I use emotion for the many and reserve reason for the few. Adolf Hitler
The purpose of this post is to try and clarify one of if not the main reason why fundamentalist Christians don't respond to skepticism or reason. I've seen atheists who have never experienced fundamentalism or even been believers claim that theists who don't respond to reason are either stupid or just plain gullible. As a former fundamentalist Pentecostal believer and evangelist myself I can attest to the power of faith over reason.

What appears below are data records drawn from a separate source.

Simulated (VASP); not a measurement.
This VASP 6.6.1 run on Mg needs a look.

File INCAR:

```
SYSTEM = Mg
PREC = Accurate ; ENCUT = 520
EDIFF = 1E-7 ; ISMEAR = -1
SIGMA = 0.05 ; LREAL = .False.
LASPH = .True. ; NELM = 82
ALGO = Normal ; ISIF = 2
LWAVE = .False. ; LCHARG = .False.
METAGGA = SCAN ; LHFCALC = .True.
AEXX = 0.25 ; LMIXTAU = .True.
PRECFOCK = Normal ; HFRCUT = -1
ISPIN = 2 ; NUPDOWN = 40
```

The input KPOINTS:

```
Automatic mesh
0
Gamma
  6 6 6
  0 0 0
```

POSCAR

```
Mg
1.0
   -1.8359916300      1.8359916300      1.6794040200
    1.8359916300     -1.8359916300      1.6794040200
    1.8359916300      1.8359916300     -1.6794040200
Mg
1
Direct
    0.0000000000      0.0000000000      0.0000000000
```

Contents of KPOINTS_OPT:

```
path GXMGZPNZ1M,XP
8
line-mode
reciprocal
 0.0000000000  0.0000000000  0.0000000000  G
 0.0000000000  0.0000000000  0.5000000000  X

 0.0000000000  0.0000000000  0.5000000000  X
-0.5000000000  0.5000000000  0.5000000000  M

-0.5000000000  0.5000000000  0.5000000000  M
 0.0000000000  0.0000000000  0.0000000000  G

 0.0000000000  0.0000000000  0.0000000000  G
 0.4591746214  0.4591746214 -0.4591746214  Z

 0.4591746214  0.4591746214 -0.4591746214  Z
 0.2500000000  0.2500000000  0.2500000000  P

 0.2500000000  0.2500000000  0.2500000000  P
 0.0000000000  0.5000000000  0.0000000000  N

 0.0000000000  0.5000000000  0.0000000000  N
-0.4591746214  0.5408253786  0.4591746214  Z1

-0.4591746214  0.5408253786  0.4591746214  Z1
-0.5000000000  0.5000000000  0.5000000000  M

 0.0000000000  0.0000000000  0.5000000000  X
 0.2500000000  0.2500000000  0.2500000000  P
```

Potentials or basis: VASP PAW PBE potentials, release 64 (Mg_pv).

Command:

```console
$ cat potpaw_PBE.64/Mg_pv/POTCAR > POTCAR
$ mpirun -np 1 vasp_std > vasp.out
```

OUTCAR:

From 1990-1994 I believed that the spirit of the Lord resided in me. I felt it's power surge through me in the form of electrical surges in my being. At times I perceived answers to difficult situations and or had them pop up in my mind instantly and unexpectedly. Sometimes it was a verse of scripture as I was reading the Bible that would speak to a particular situation I was dealing with. When I preached at church revivals etc. I watched people pass out with my speaking words or simply looking or pointing at them from a distance! Others claimed that they had been healed of some ailment after I had laid my hands upon them in prayer. Finally, I apparently expelled demons from peoples bodies through prayer and fasting. I spoke in tongues, prophesied, had prophetic dreams, visions, and even at times believed I felt the presence of evil forces ( discernment of spirits).
It was these experiences and not so much reason that led me to believe that my faith was in the right place and that it was true and that it was real. In fact, upon backward reflection I came to my faith in Christ during a time of weakness and emotional instability. The first time I came to Christ I was a heartbroken 14 year old kid who had just come out of a bad breakup with a girl I was crazy about. I fell into a deep depression and didn't leave my room for three months! When I finally surfaced and resumed attending my first year in high school I met a believer who happened to catch me at just the right time. After attending service at his home church I forgot all about my depression and found hope in Christ. I turned all of my attention to the church and to getting closer to God through Christ and edifying my spirit. That time I only lasted a year and was soon back to my old ways living life as if the church and my former beliefs never existed. I went about my daily living and studies at school without a hitch.
The second and last time I gave my life to Christ was again during a low point in my life. But on that occasion I was around 20 years old and as before quite in need of some hope in other words I was entirely open and receptive to Christ in my life once again. It was during this time that I grew in the church by leaps and bounds. I read the Bible often and in its entirety at least three times as a believer and once after I left the church. During those days there was no amount of reasoning that would have gotten through to me since I knew that God was "real" and Christ was alive and well in me! But it wasn't reason that brought me to these beliefs, instead it was my many subjective experiences that led me to these conclusions.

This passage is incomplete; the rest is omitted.